Facebook freeing 60% more shares seen weighing on its stock

Aug. 16 (Bloomberg) -- Facebook Inc. is freeing up 271.1 million of its shares today, boosting by 60 percent the number that could be traded and adding to concerns that have weighed on the stock since the company’s initial public offering.

Early Facebook investors such as DST Global Ltd., Goldman Sachs Group Inc., Elevation Partners and Accel Partners get a green light today to start selling part of their holdings, Menlo Park, California-based Facebook has said in filings. That’s after the lifting of restrictions designed to prevent a flood of shares immediately after an IPO.

The prospect of more stock sales means Facebook will need to work even harder to persuade investors that it deserves a higher valuation, compared with earnings, than all but two of its closest competitors including Google Inc. The shares freed up today make up only 14 percent of the 1.91 billion that will be available for sales in the coming nine months.

“Buckle your seatbelts for the next couple of months until they make it through all these shares coming unlocked,” said Tom Forte, an analyst at Telsey Advisory Group in New York.

The shares subject to today’s lock-up expiry are worth about $5.75 billion, based on yesterday’s closing price, and represent almost six times the average daily trading volume in Facebook stock. The restriction is being lifted for early investors, excluding Facebook Chief Executive Officer Mark Zuckerberg, who sold part of their holdings in the IPO.

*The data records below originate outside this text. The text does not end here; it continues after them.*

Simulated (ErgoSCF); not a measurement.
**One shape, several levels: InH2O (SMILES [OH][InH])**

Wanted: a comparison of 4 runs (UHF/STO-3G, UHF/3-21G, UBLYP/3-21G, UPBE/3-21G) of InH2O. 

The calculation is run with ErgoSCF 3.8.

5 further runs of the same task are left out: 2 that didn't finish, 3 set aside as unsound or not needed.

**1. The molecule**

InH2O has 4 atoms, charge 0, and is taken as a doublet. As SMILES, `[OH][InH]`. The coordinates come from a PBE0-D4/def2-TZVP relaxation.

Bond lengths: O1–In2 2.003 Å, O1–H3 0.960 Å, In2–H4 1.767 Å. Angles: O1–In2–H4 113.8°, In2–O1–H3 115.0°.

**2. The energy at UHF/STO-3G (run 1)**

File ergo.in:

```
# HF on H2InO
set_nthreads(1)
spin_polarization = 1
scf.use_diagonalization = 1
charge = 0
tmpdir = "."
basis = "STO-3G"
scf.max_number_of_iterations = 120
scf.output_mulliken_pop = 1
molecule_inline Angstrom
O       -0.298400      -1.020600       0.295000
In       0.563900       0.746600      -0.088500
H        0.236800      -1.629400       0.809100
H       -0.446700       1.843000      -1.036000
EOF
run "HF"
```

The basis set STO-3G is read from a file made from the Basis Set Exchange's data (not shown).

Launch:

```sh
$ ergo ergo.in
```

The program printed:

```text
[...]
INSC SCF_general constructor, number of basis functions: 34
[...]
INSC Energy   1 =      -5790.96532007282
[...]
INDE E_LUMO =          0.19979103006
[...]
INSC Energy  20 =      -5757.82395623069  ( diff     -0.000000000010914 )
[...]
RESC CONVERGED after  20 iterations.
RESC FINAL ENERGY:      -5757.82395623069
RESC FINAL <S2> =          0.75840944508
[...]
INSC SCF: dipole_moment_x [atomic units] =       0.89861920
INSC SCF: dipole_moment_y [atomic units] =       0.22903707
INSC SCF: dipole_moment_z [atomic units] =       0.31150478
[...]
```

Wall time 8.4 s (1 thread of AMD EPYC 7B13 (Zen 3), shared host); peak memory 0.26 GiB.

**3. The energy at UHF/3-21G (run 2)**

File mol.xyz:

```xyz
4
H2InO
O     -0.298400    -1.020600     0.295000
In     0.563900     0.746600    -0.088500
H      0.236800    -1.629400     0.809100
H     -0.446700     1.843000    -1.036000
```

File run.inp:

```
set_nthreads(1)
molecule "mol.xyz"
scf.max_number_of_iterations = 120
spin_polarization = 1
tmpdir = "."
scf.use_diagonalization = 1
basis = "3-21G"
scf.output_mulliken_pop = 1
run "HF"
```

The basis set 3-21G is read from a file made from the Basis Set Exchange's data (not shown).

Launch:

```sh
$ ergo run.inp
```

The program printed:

Facebook declined as much as 3.2 percent to $20.52 in early trading in New York. The shares haven’t closed above the IPO price of $38 since the first day of trading. Ashley Zandy, a spokeswoman for Facebook, declined to comment.

Why Sell?

Facebook, worth $51.2 billion, has lost about $40 billion in market value since the IPO, making it the worst performer among all large IPOs on record, according to data compiled by Bloomberg.

Still, the decline has been steep enough to make some investors consider holding onto shares instead of selling as quickly as they can, said Mark Harding, an analyst at JMP Securities LLC. Shares have fallen in anticipation of the expiration of the lock-ups, he said.

“It certainly wouldn’t behoove and wouldn’t be in the shareholders’ best interest to dump the shares on the market all at once,” he said. “I would assume that all of the investors that hold the 270 million-odd shares are probably rational, and probably realize that flooding the market with that kind of supply over such a short amount of time wouldn’t help their position.”

Microsoft Corp., based in Redmond, Washington, will probably hang onto its stake after the lockup-ban lifts, a person with knowledge of the matter said on Aug. 10.